So let’s start sort of at the top. The law dictated that Mississippi Adequate Education funding would be adequate. There is even a formula to compute that amount. Our gang in Jackson determined a new definition of “adequate” and have shorted public schools $237 million for the coming year.

One problem most schools have is resources to offer good wages to teachers. The first bill to raise teacher pay was defeated on the board, i.e., it made it to the House floor and was voted down. The second, to raise teacher pay to Southeastern average died in Committee. A third effort to provide a $4,000 raise died in Committee, as did the next one to raise salaries by $2,000. Likewise, a first effort to raise teacher assistant salaries to $15K died in Committee.

Two more bills to raise teacher assistant pay died in Committee. Three other bills to support teacher assistants died in Committee.

Other aspects of public schools were not ignored. A bill to increase English Language Learners funding to 20 percent died in Committee. Thus local districts have to scrounge money where they can to provide needed instruction for those thousands of students who don’t speak English as their primary language.

A proposed Vo-Tech program in each school district died in Committee. Likewise, a new requirement for a Home Economics program in every district died in Committee.

A bill to provide more funding for programs helping dyslexic young people by providing for speech screening died in Committee. An effort to define autism as being “at risk” signal under MAEP also went down in Committee.

One of the issues facing schools is the matter of getting through real instruction which must be truncated to make time for all the endless — and largely pointless — state testing. Remember that the $10M contract with a testing firm locks in the foolish waste of time on many tests. A bill that would terminate “End of Course” exit exams died — you guessed it: in Committee. The use of ACT and Aspire WorkKeys died. Certainly, it makes no sense to arm teachers with proven learning tools.

A bill to mandate pre-kindergarten programs died in Committee. No need to start kids in school early. Just let them play another year or two! The same treatment killed a move to mandate Kindergarten.

Two more on the hit list: An effort to create alternate licensing to ease the teacher shortage died in Committee. And the credit of donations to public schools as a tax deduction died, as did donating to a school for a designated use, i.e., perhaps someone wants to strengthen the chemistry lab in a school.

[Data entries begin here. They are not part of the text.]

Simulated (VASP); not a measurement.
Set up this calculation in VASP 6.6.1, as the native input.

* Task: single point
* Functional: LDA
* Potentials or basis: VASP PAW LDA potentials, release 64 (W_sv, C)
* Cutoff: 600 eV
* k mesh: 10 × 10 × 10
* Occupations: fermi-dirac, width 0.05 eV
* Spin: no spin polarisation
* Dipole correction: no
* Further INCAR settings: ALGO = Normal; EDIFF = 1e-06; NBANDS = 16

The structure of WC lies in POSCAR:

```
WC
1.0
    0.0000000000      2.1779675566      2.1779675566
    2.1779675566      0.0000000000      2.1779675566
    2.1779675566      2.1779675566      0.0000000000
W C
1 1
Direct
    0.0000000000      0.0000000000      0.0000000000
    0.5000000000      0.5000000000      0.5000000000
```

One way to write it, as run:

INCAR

Ah, but the powerful Committee lost one, which can only be considered a victory for the citizens of Mississippi who believe public funds should be spent on public schools. House Bill 957 passed Committee vetting and died when the entire House of Representatives took up the issue. The purveyors of that insidious piece of legislation openly advocated killing the MAEP and at the same time wanted to start sending public dollars to charter schools. In case the language of the State Constitution is not fresh in your mind, such diversion of funding would be unconstitutional. Of course, that body of solons hasn’t met the formula that the statute calls for but two years in its entire existence.

Well, there you have it. For the most part, education suffered mightily in the last legislature.

A suggestion for upcoming elections: Go to every rally. Contact every candidate. Demand his or her stand on supporting public education. Remember — these folks don’t send themselves to Jackson. If you don’t try or you don’t vote, you’re wearing their hat.

One last question: How do we get rid of the evil legislator named Committee?

T.J. Ray is a retired professor of English at Ole Miss.